There is a slight change made to getDataFromDatabase()
method as we want to limit the records to test the performance. Below you can find the updated definition. I have added the placeholder inside the CTE as [ID_OF_ENTITY]
. This will be our starting point and then I will retrieve all descendants for this entity and convert it to a nested response.
Method 1
<?php
// Initialize php setting - @node - NOT RECOMMENDED FOR PRODUCTION, update your php.ini if needed.
error_reporting(E_ALL);
ini_set('display_errors', 1);
ini_set('memory_limit', '-1');
ini_set('max_execution_time', 30000);
// Get the tree array from DB
$treeArray = getDataFromDatabase();
// Transform the data
$outputTree = transformTree($treeArray, [ID_OF_ENTITY]);
// Output the response
header('Content-Type: application/json');
echo json_encode($outputTree[0]);
/**
* Transform the tree
*
* @param $treeArray
* @param null $parentId
* @return array
*/
function transformTree($treeArray, $parentId = null)
{
$output = [];
// Read through all nodes of the tree
foreach ($treeArray as $node) {
// If the node parent is same as parent passed in argument
if ($node['parent_id'] == $parentId) {
// Get all the children for that node, using recursive method
$children = transformTree($treeArray, $node['id']);
// If children are found, add it to the node children array
if ($children) {
$node['children'] = $children;
}
// Add the main node with/without children to the main output
$output[] = $node;
// Remove the node from main array to avoid duplicate reading, speed up the process
unset($node);
}
}
return $output;
}
/**
* Get all records from DB and return array
*
* @return array
*/
function getDataFromDatabase()
{
// Create database connection
$dbConnection = new mysqli("localhost", "root", "secret", "adjacency");
// Get the result from DB Table
$records = $dbConnection->query("
WITH RECURSIVE tree AS
(
SELECT id, name, parent_id
FROM entities
WHERE id = [ID_OF_ENTITY]
UNION ALL
SELECT e.id, e.name, e.parent_id
FROM tree AS t
JOIN entities AS e ON t.id = e.parent_id
)
SELECT id, name, parent_id FROM tree;
");
// Fetch all records
// @MYSQLI_ASSOC - Columns are returned into the array having the field name as the array index.
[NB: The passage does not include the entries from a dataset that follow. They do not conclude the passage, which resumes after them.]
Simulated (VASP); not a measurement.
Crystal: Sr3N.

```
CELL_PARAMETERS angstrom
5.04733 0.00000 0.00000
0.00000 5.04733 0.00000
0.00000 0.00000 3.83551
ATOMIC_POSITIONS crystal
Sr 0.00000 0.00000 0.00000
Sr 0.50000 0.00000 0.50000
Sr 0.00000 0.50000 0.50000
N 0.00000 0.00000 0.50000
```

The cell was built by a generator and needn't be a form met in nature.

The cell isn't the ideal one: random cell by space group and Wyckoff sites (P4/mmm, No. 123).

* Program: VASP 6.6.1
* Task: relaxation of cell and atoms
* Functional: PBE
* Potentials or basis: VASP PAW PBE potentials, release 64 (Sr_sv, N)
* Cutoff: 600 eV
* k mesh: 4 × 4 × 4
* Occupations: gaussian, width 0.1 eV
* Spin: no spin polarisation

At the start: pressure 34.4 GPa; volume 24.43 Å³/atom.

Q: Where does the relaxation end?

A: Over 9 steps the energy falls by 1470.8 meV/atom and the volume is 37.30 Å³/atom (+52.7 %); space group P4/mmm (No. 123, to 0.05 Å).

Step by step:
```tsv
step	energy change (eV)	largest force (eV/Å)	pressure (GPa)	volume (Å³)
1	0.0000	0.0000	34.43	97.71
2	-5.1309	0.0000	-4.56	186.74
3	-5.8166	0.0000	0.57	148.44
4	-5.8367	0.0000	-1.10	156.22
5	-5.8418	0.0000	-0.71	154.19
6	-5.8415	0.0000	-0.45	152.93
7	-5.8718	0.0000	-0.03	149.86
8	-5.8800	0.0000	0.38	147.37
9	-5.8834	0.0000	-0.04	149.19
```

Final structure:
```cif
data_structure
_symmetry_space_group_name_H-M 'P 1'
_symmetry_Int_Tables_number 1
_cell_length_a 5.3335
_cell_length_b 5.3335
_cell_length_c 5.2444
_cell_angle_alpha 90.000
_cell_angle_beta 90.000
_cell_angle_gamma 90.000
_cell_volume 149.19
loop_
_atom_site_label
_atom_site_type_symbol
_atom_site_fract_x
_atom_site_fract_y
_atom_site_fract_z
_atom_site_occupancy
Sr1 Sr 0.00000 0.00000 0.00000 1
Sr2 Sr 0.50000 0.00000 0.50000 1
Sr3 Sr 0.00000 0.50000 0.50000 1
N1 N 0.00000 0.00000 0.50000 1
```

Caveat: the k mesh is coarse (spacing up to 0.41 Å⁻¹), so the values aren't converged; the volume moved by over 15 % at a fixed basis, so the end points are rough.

$output = mysqli_fetch_all($records, MYSQLI_ASSOC);
// Close the connection
$dbConnection->close();
return $output;
}
Method 2
<?php
// Initialize php setting - @node - NOT RECOMMENDED FOR PRODUCTION, update your php.ini if needed.
error_reporting(E_ALL);
ini_set('display_errors', 1);
ini_set('memory_limit', '-1');
ini_set('max_execution_time', 30000);
// Get the tree array from DB
$treeArray = getDataFromDatabase();
// Group by parent id
$treeArrayGroups = [];
foreach ($treeArray as $record) {
$treeArrayGroups[$record['parent_id']][] = $record;
}
// Get the root
$rootArray = $treeArray[0];
// Transform the data
$outputTree = transformTree($treeArrayGroups, $rootArray);
// Output the response
header('Content-Type: application/json');
echo json_encode($outputTree);
/**
* Transform the tree
*
* @param $treeArrayGroups
* @param $rootArray
* @return mixed
*/
function transformTree($treeArrayGroups, $rootArray)
{
// Read through all nodes where parent is root array
foreach ($treeArrayGroups[$rootArray['id']] as $child) {
// If there is a group for that child, aka the child has children
if (isset($treeArrayGroups[$child['id']])) {
// Traverse into the child
$newChild = transformTree($treeArrayGroups, $child);
} else {
$newChild = $child;
}
// Assign the child to the array of children in the root node
$rootArray['children'][] = $newChild;
}
return $rootArray;
}
/**
* Get all records from DB and return array
*
* @return array
*/
function getDataFromDatabase()
{
// Create database connection
$dbConnection = new mysqli("localhost", "root", "secret", "adjacency");
// Get the result from DB Table
$records = $dbConnection->query("
WITH RECURSIVE tree AS
(
SELECT id, name, parent_id
FROM entities
WHERE id = [ID_OF_ENTITY]
UNION ALL
SELECT e.id, e.name, e.parent_id
FROM tree AS t
JOIN entities AS e ON t.id = e.parent_id
)
SELECT id, name, parent_id FROM tree;
");
// Fetch all records
// @MYSQLI_ASSOC - Columns are returned into the array having the field name as the array index.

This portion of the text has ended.